WOLF MOON #2
Written by Cullen Bunn
Art by Jeremy Haun and Lee Loughridge
Published by DC Comics/Vertigo
Release Date: January 7, 2015
After a failed confrontation with the Wolf, Dillon reaches out to another victim of the curse — only to discover there may be more than one threat roaming under the full moon. Meanwhile, we get a look back at what seems to be the crucial moment for our scar-faced hero: his own activity as the Wolf.
If there’s one thing to be said for a good horror comic (or book. Or film.), it’s that it sets a really disturbing mood. That’s something the gentlemen creating Wolf Moon seem to have down pat.
It’s not that the story is that complex. Indeed, it’s actually rather straightforward. The Wolf possesses humans once a month, quite unpredictably. The hero — a victim of the Wolf curse himself at one time — wants to destroy it.
But what’s so compelling about the story progression Bunn is slowly rolling out is how the horror of it all is handled. In some cases, we get to only see the aftermath, as with Mason’s face. Juxtapose that with the Wolf ripping a man in half and you begin to imagine the sheer terror that moment of confrontation must have incited for Mason. Dillon’s description of his possession as “drowning in concrete” also just leaves me intensely disturbed, impacted by a sense of dread rather than overt shock.
There’s no question a lot of the credit has to go to Jeremy Haun’s pencils and inks. His depiction of the Wolf in its full form is at once very attractive and threatening, making it clear to some degree why this monster manages to avoid a point blank death. There’s a awe to its appearance, and the way it moves across the page, leaving readers and characters alike transfixed.
In fact, Haun’s panel layout, like the story, is rather simple, but just nervously lined enough to leave its eerie mark. Panel edges are not perfect lines, but almost seem ready to jump in reaction to what’s coming up next. It’s a tactic that’s really effective for this type of storytelling, packing a lot of emotional weight in single lines and borders. Quite clever indeed.

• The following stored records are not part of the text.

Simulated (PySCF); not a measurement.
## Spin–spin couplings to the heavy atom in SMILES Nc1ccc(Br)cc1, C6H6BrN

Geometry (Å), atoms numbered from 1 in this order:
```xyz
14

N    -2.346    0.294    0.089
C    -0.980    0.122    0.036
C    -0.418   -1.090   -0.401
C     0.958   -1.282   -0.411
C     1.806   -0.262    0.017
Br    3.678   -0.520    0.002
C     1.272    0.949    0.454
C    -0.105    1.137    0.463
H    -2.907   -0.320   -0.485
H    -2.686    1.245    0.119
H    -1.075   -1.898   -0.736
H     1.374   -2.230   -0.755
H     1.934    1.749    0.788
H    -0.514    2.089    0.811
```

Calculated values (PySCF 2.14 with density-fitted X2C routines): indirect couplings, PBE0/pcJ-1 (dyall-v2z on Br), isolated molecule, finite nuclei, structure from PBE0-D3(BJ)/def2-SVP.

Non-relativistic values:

Overall, I’m enjoying the build Bunn and Haun are bringing to this story, concentrating more on mood than outright frights to grab their readers and shakes the scares out of them. Wolf Moon #2 gives us just enough of the latter to live up to our expectations of a traditional werewolf story, but more than enough of the former to keep me on the edge of my seat, rocking nervously as I turn the page.